The name Mitsubishi is pretty much known world-wide as an excellent Japanese car manufacturer. Yet here in Canada, they seem to have been struggling to get the recognition that they deserve.
This puzzles me a little, as I come from Europe, where the Mitsubishi name is almost legendary.
I can still remember their Shogun / Montero 4×4 model, which won the European 4×4 of the Year Award for years in succession. It was a great off-roader. I know, I competed in 4×4 trials against many of them, and often came off the loser in my “British” rig.
On the road, it was as good, if not better than most of the other Japanese players.
When the company decided to bring the 2 door version of that model over to North America in the 80’s, they joint-marketed it as a Dodge Raider…it totally flopped!
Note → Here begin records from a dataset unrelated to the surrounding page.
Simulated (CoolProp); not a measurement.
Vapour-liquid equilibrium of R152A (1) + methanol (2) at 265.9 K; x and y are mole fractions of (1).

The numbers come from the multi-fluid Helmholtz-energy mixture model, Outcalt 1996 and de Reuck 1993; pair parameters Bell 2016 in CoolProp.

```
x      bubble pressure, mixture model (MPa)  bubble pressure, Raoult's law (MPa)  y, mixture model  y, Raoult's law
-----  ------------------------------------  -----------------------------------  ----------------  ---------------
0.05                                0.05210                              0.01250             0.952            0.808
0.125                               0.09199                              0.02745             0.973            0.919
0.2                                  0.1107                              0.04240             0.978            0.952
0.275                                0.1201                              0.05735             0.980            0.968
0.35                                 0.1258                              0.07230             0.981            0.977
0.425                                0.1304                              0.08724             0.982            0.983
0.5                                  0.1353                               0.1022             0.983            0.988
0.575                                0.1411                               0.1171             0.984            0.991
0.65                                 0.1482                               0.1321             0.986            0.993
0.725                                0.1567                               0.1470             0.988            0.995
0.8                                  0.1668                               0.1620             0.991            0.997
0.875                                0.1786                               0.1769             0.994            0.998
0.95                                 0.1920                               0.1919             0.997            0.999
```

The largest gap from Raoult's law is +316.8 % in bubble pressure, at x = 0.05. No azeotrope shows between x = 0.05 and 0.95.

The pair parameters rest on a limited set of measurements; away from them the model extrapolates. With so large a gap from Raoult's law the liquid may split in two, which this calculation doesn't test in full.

The funny thing is, the people who did purchase them rave about how good they were, and you still see the occasional one on the road, which is a testament to their longevity.
When Mitsubishi decided to come into Canada under their own nameplate, few had ever heard of them. Although they had been producing vehicles since the 1920’s, and have a sound reputation, it was hard, at first, to convince Canadians that they weren’t a start-up operation.
Slowly, the word is getting out, and sales are now picking up nicely for the company. I see them “going places” in the near future.
Much of this is being driven by proven products like their sporty Lancer, and their well-priced small SUV, the Outlander. Later this year, the company is even set to launch on us their “world famous” Lancer Evolution 10!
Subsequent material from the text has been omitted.